I was confident that my husband could accomplish anything. I wasn’t prepared for the day he made his dream come true.
I am married to an entrepreneur. Having been married for almost 17 years, I was confident that my husband could accomplish anything he put his mind to. I wasn’t prepared for the day he made his dream come true.
I believed that once we began to live the dream, our life would be struggle free. Life does not ever come without difficulties; we exchanged one set of circumstances for another.
Every day can be a constant struggle when you don’t have a way to communicate like you normally do. You have to learn to adapt, and communication is key. Sometimes the entrepreneur’s journey can take them away from home and they can be gone for three weeks out of a month.
No one tells you that success might take your partner to a country 4200 miles away with spotty internet.
While they are living their dream, you might suddenly find yourself struggling with your own self-identity. Who are you when your spouse is so successful?
My husband travels a lot for work and can’t always be there to nudge me to work out. It’s important that you learn to motivate yourself. I created an exercise routine for myself, lost 15 pounds, and rebuilt my self-esteem and identity separate from being my husband’s wife.
I have a supportive partner who motivates me and encourages independence, rather than dependence. He encouraged me to be independent and take care of myself. Being in charge of the household, I make the decisions with managing time and money. I have a role in our family’s success and it’s just as important as his.
Maintain control in your own life
My husband’s so busy that it’d be easy to cater life to his schedule, to make things easier for him. It was important for me to learn that I exist in this relationship, too, and that my time and my schedule mattered. I’ve learned the importance of establishing a routine and scheduling time for myself. It prevents loneliness.
Of course, if your spouse is away often, too, you’ll be managing things at home alone. You’ll need to learn to say “no” to some events or activities while also knowing when to say “yes.”

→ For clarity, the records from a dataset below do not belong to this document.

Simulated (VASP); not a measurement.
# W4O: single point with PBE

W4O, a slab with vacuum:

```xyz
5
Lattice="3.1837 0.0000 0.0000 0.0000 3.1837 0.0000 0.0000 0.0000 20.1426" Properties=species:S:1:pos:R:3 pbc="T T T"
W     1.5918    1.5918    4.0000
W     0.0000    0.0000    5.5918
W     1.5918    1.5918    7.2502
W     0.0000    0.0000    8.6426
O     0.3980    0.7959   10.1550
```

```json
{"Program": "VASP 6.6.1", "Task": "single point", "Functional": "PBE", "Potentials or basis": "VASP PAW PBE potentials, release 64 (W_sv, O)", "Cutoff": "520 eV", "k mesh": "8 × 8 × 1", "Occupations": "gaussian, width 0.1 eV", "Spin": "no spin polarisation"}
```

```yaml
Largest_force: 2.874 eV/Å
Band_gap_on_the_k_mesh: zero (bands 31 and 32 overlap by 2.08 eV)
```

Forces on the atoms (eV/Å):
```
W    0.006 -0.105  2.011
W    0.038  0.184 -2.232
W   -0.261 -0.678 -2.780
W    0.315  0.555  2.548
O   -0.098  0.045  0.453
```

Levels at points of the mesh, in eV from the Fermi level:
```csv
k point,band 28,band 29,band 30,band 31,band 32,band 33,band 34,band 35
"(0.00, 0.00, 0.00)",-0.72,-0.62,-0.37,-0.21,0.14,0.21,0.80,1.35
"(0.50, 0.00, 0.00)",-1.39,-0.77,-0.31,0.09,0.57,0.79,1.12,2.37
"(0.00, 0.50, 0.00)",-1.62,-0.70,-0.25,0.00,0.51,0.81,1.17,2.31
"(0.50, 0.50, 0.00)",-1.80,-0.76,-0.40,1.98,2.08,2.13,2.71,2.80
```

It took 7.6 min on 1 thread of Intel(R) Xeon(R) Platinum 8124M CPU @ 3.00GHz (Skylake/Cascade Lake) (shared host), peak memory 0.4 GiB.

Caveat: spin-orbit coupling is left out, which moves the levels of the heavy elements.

Make communication about more than tasks
With limited time together, it’d be easy to limit communication to things that need to be done or managed but it’s important that you don’t lose your affection in your communication. You can’t be together to hold hands or hug. Your words matter.
Whether it’s a daily “Good Morning”, or midday “I love”, or “miss you”. Show affection with your communication. Your spouse is extremely important and your relationship should never be placed on the back burner.
Empathize with them when they are away
It’d be easy to barrage my husband with a hundred things while he is away but I’ve learned to prioritize our communication.
Make a list of what you need to talk about with your partner and take note of their real importance. Can it wait until your partner comes home? Would they be upset not to have been included?
It’s stressful on our partners to be away. They manage homesickness, timezone differences, different languages and cultures. It’s a lot. Being supportive and empathic isn’t just about managing things at home. It’s important that you’re aware of what it’s like for them to be away from it, too.
Make every moment together count.
Don’t just catch up on tasks and to do lists.
Make it a point to spend quality time together. Focus on enjoying the things you love doing together. Making the most of your time together makes it easier to be apart.
Life does not ever come without difficulties.
You’ll have to work harder than some when your partner travels extensively. Distance is sometimes the cost that comes with success.